You know how, as a parent, you second-guess every decision you make pertaining to your children?
Kiran sat next to Santa last night, in his wheelchair. We got to the open house, and we watched for awhile from a safe distance. There was another little girl who was apprehensive about Santa, too, and we watched him next to her and her parents. When it was our turn, I opted to just let Kiran sit next to Santa, in his safe space. He didn’t cry this time, but he also wouldn’t smile. He did look at Santa and then bring his hand to his mouth in kinda a surprised way.
He didn’t cry, which is progress. And this was take one. We will see Santa at our Help-A-Heart party next week, and I will attempt to get an on-Santa’s-lap picture then.
I have been regretting not trying to do that last night. Get a picture of Kiran on Santa’s lap. So, of course, in true Holly fashion, I have been analyzing why I didn’t this morning.
Two reasons, really.
1) He has never liked Santa. In years past, he has been, at best, apprehensive; at worst, he has CRIED. And if you know Kiran at all, he simply doesn’t cry. Like, seriously. It is so rare for him to cry that it startles me when he does – and I certainly know something is actually really wrong. Now, this is nuts. Kiran loves EVERYONE…except Santa. And there is that part of me that simply thinks “This kid has been through – goes through, daily – enough; why would I put him through a stupid Santa lap picture when it’s going to mildly traumatize him for life?”

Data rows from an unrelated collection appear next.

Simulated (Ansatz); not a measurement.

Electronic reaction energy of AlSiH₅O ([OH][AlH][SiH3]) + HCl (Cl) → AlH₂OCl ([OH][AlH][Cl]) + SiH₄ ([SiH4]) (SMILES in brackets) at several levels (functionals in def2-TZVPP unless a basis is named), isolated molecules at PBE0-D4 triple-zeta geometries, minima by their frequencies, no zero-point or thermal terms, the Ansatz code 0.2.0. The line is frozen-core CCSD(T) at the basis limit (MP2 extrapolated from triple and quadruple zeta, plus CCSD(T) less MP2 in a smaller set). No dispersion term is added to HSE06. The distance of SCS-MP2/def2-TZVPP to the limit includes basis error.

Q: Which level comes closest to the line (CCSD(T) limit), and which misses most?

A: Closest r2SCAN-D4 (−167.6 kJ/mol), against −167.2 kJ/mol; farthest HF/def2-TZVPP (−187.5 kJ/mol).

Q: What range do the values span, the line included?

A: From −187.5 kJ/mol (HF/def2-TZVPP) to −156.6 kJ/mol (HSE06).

2) I struggle with it for a different reason this year, made so poignant by the little girl next to us who was able to communicate with her parents that she didn’t want to see Santa. Kiran can’t tell me. He can’t let me know, with words anyway, whether it is something he wants to do or not. And I really am the type of mom that wants to respect my kid’s feelings. Only…I have to guess what they are. Granted, I would know after I placed him on Santa’s lap. But I guess I just was grappling with that last night, so I played it safe.
Exposure is a good thing, though. We will try Santa’s lap at HAH. In the meantime, we will listen to the Must Be Santa song some more, and we will keep reading our Christmas books and looking at Santa’s picture.
I trust that he will let me know, the second I set him on Santa’s lap, if he is okay with it. I just hope he trusts me, his mama, to hear him and respect him – and protect him from the big scary man, if that is his experience of Santa again this year.